Adjust your fund portfolio to ease '93 tax burden And check '92 return to avoid overpaying PERSONAL FINANCE


If you're invested in mutual funds outside of an IRA (or other tax-sheltered retirement account), it's time to assemble fund statements and other documents for your 1992 income tax forms.

You can do little to cut the tax bill for the income and capital gains that fund investments produced last year, except to figure your taxable income properly so that you don't pay more than you should.

(If you can make a tax-deductible contribution to an IRA and haven't already mailed the return, of course, you have until April 15 to do so.)

But it's not too early to consider how you might adjust your fund portfolio to hold down, if not reduce, your tax burden for 1993.

1992 distributions

Last year may have been a flat year for your bond and equity funds -- even a down year for one of your equity funds -- but the IRS won't show any sympathy. Your income dividends (except for those of tax-exempt funds) and capital gains distributions constitute taxable income, whether you took them in cash or reinvested them.

The Form 1099-DIV that you recently received shows the gross dividends, ordinary dividends, and capital gains distributions that you were credited with or paid. Depending on whether they exceeded $400, you report them on Form 1040 or on Schedules B and D.

(Note: Dividends from tax-exempt bond funds must be reported on Form 1040, even though they're not federally taxable.)

As you go over the amounts, you may find some surprises.

Your municipal bond fund, in which you invested to earn federally tax-exempt income, may have paid a capital gains distribution that you had not expected -- and on which you will have to pay income tax.

Or an equity fund, in which you invested for growth, may have distributed an above-average taxable income dividend for some reason.

Take, for example, Strong Discovery Fund, a leading five-year performer that seeks maximum capital appreciation. After paying low dividends in 1989 and 1990 and none in 1991, it paid $1.50 per share in 1992 -- a rate of 9 percent, which exceeds those of most bond funds.

The explanation: Portfolio manager Richard S. Strong had realized such large short-term capital gains that he had to act to avoid violating the "short-short" rule, which requires funds to pay taxes if short-term capital gains exceed 30 percent of their income.

His solution: Buy high-yield securities before the record dates for their dividend/interest payments and then sell them (after their prices are reduced by these amounts) to generate short-term losses. This fattened the fund's investment income -- and, thus, its dividend.

Capital gains, losses

If you sold fund shares during 1992, be sure to calculate your short- and/or long-term capital gains or losses correctly.

Form 1099-B reminds you how much you received for the shares, but it's up to you to figure out your gains or losses.

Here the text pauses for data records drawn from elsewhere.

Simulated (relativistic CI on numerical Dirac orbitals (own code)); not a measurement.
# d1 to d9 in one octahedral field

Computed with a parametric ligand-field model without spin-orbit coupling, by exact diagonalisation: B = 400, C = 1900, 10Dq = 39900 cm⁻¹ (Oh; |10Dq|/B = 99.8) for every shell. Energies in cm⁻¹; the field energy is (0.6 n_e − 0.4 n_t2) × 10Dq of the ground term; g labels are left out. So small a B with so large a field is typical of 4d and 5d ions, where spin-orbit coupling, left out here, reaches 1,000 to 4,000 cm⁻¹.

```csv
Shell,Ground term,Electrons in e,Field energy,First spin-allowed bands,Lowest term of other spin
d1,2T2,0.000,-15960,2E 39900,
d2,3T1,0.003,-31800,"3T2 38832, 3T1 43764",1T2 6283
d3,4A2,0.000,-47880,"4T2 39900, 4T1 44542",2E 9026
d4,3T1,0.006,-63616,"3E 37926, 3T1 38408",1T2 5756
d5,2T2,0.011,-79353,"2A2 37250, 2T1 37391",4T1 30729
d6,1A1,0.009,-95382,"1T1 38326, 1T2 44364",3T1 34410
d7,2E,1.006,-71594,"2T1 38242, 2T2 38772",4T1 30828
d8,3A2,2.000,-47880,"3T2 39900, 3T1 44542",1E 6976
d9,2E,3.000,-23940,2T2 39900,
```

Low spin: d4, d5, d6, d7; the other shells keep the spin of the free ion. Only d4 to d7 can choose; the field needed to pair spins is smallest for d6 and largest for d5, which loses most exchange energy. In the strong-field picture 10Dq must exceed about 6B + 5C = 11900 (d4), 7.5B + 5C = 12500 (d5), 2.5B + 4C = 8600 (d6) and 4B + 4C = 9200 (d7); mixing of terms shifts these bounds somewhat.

They depend on your method of determining the cost of shares sold -- including those bought with reinvested income and capital gains distributions. Many investors overlook the latter, thus understating their costs and overstating their gains.

If you choose the average-cost method, your job may now be easier -- provided your fund companies send you annual statements containing average-cost data for redeemed shares.

IDS began to provide such information to shareholders as long ago as 1972, after helping to convince the IRS to accept average-cost as a basis for calculating gains or losses. It was not until recent years, though, that other fund families sent out such statements.

A bill before Congress would require all to do so.


While you may need to consult a tax adviser, you can get a lot of helpful, free information from the IRS (Publication 564) or from fund families such as Fidelity, Financial Funds, T. Rowe Price, Putnam, and SteinRoe. Vanguard's comprehensive guide costs $5.

1993 tax planning

Whether or not you wind up in a higher tax bracket this year, think about modifying your fund portfolio to enhance your return.

Keep in mind not only your probable tax costs but also the importance of staying on course toward your investment goals while avoiding unnecessary risks.

As you consider the equity funds in which you've invested for growth, remember that funds paying good -- but taxable -- dividends also are likely to be less volatile than diversified or sector funds that pay low dividends or none.

And whether you're in bond funds to diversify a growth-oriented portfolio or for income, do calculate the consequences of investing in a taxable or a tax-exempt fund.